So here are twenty photos I photoed beside the River, just over ten years ago:

The second one is no ordinary building site. That’s the Shard.

The scaffolding in front of the BT Tower is, I’m pretty sure, the beginnings of what is now Blackfriars Station.

Most of these scenes are of things that won’t happen again. But the Blackfriars ghost columns are still there, exactly as shown.

Photography is light.

Boris pater mixed metaphor alert

Incoming email with mixed metaphor and Other creatures news:

Stanley Johnson, Boris pater, on Sky News this morning re Brexit deal: “We’re barking up the wrong horse …”

From GodDaughter2’s pater Tony, to whom thanks. Tor the benefit of anyone reading this who never did Latin, pater means Dad.

Stanley Johnson is an I’m A Celebrity celebrity, it would seem. Or was.

There ought to be an equal and opposite response to this, along the lines of “riding the wrong tree”, but that doesn’t sound quite right. “Jumping trees”? Still not sounding right.

As for Brexit, I personally hope that if Boris is the next PM, he doesn’t jump trees. And I think we can all agree that Prime Minister May has been barking up the wrong horse ever since she got the job.

Cricket at Beckenham

Today I journeyed out to Beckenham, to watch the afternoon and evening sessions of Day 3 of Kent v Surrey.
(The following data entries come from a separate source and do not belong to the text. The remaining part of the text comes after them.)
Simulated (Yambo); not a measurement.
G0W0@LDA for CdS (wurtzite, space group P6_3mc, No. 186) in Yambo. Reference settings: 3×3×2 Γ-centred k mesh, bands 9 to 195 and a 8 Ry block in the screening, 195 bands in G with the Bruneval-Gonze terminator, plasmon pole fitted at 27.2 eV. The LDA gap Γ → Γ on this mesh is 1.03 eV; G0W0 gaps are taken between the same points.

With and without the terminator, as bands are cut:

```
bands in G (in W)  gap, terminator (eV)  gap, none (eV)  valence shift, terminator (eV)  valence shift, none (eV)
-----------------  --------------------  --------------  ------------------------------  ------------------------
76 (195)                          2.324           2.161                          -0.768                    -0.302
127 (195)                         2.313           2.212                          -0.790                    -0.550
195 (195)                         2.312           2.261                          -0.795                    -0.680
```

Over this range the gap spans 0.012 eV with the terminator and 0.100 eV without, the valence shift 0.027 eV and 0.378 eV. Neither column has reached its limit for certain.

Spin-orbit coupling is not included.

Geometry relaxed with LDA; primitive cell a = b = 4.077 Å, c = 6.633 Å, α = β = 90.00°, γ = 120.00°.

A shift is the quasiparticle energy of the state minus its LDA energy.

Warning: do not follow the above link if you are allergic to pretentious writing. When Daniel Norcross writes about cricket he takes pretentiousness to a whole new level. What he is trying to say is that, even by the standards of the average day of county cricket, this day of county cricket was rather boring. But does he say that? Does he Samuel bloody Beckett.

This is how the County Ground was looking:

I photoed many more photos than that. I chose the above photos to give you an idea of how it all looked, in a general, scenic sort of way. That’s how it would look to a non-cricket fan. A cricket fan like me would zero in on the actual cricket, as I did in a lot of my other photos. But unless a camera is told to zoom in on that cricket, it simply gobbles up everything it is pointed at.

“This world needs more eyesores, more carbuncles …”

Or to put it another way:

London’s new Tulip skyscraper is great, but why aren’t more people embedding sharks in their roof?

Well, I can think of quite a few answers to that question, but I get the point that Joel Dimmock is making and I like it very much.

Is there starting to be a hum, as the late Chris Tame used to call it, in favour of people being free to build whatever crazy buildings they want to build with their own money on their own property?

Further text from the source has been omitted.